EXHIBIT 2.4
SHARE TRANSFER AGREEMENT
This Share Transfer Agreement (this "Agreement") is made as of this 26th day of
August 2005, by and among:
ICURIE LAB HOLDINGS LIMITED, a corporation organized and existing under the laws
of United Kingdom, having its address at 00 Xxxxxxxx Xxxxx, Xxxxxx XX0X-0XX (xxx
"Purchaser"); and
MR. WON GYU MOON, an individual having an address at #6-704, 756 Jigok-dong,
Nam-gu, Pohang-si, Gyeongsangbuk-do, the Republic of Korea ("Korea") (the
"Selling Shareholder").
RECITALS:
WHEREAS, the Selling Shareholder own 54,619 shares of the common stock, 5,000
Korean Won face value per share (the "Common Stock"), of iCurie Lab, Inc., a
corporation organized and existing under the laws of Korea (the "Company"), and
the number of the shares owned by the Selling Shareholder amounts to 19.80% of
the total Common Stock of the Company;
WHEREAS, the Selling Shareholder acquired all 54,619 Common Stocks of the
Company from Ms. Il Xxx Xxx, an individual having an address at #2510 Pantheon
Regency, 00 Xxxxxxx-xxxx, Xxxxxxx-xx, Xxxxxxxx-xx, Xxxxxxx-xx, Xxxxx and a
resident identification number of 700929-204212 ("Xx. Xxx"), in consideration of
2,046,638,345 Korean Won, and Xx. Xxx acquired all 54,619 Common Stocks of the
Company from the former shareholders of the Company ("Minority Shareholders") as
set forth in Schedule 1.
WHEREAS, the Selling Shareholder has agreed to sell, and Purchaser has agreed to
purchase, all 54,619 shares of Common Stock of the Company (the "Sale Shares")
under the terms and conditions set forth herein.
NOW, THEREFORE, in consideration of the mutual promises and covenants stated
below, the parties hereto agree as follows:
Article 1 Definitions
When used in this Agreement, the following terms shall have the respective
meanings set forth below:
"Authority" shall mean any governmental, regulatory or administrative body,
agency or authority, any court of judicial authority, any arbitrator or any
public, private or industry regulatory authority, whether international,
national or local.
"Business Day" shall mean any day that is not a Saturday, Sunday or national
holiday in Korea.
"Closing" shall have the meaning specified in Section 3.1.

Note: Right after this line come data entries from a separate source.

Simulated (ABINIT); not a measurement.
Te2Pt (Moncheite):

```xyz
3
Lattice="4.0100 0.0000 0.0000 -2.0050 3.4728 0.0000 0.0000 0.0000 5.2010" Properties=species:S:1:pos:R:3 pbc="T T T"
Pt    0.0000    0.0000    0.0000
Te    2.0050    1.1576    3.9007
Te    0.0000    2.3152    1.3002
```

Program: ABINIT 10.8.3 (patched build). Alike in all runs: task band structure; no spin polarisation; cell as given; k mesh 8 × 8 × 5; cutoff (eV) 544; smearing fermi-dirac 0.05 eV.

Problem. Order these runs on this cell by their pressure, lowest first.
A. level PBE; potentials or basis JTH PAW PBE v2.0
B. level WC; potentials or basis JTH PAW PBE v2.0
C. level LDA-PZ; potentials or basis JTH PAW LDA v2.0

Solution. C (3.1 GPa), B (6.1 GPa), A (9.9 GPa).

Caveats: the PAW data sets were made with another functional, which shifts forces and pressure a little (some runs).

"Closing Date" shall have the meaning specified in Section 3.1.
"Common Stock" shall have the meaning specified in the first recital.
"Company" shall have the meaning specified in the preamble.
"Law" shall mean any law, statute, regulation, ordinance, requirement,
announcement or other binding action or requirement of any Authority.
"Lien or Other Encumbrance" shall mean any lien, pledge, mortgage, security
interest, lease, charge, conditional sales contract, option, restriction,
reversionary interest, right of first refusal, voting trust arrangement,
preemptive right, claim under bailment or storage contract, easement or any
other encumbrance, adverse claim or right whatsoever.
"Material Adverse Change" shall mean, with respect to the condition (financial
or otherwise), assets, liabilities, business, operations, customers or prospects
of the Company, any material adverse change or effect or material potential
adverse change or effect, or any series thereof.
"Order" shall mean any decree, order, judgment, writ, award, injunction, rule or
consent, of or by any Authority.
"Purchaser" shall have the meaning specified in the preamble.
"Purchaser Documents" shall mean this Agreement and all other agreements,
instruments and certificates to be executed and delivered by Purchaser in
connection with this Agreement.
"Representations and Warranties Exhibit" shall have the meaning specified in
Section 4.1.
"Sale Shares" shall have the meaning specified in Section 2.1.
"Sale Shares Price" shall have the meaning specified in Section 2.2.
"Selling Shareholder" shall have the meaning specified in the preamble.
"Shareholders Registry" shall mean the shareholders registry of the Company, as
amended from time to time.
Article 2 Sale and Purchase of the Selling Shareholder' Shares
2.1 Sale and Purchase. Subject to the terms and conditions of this Agreement,
the Selling Shareholder agrees to sell to Purchaser, and Purchaser agrees
to purchase from the Selling Shareholder, the Sale Shares.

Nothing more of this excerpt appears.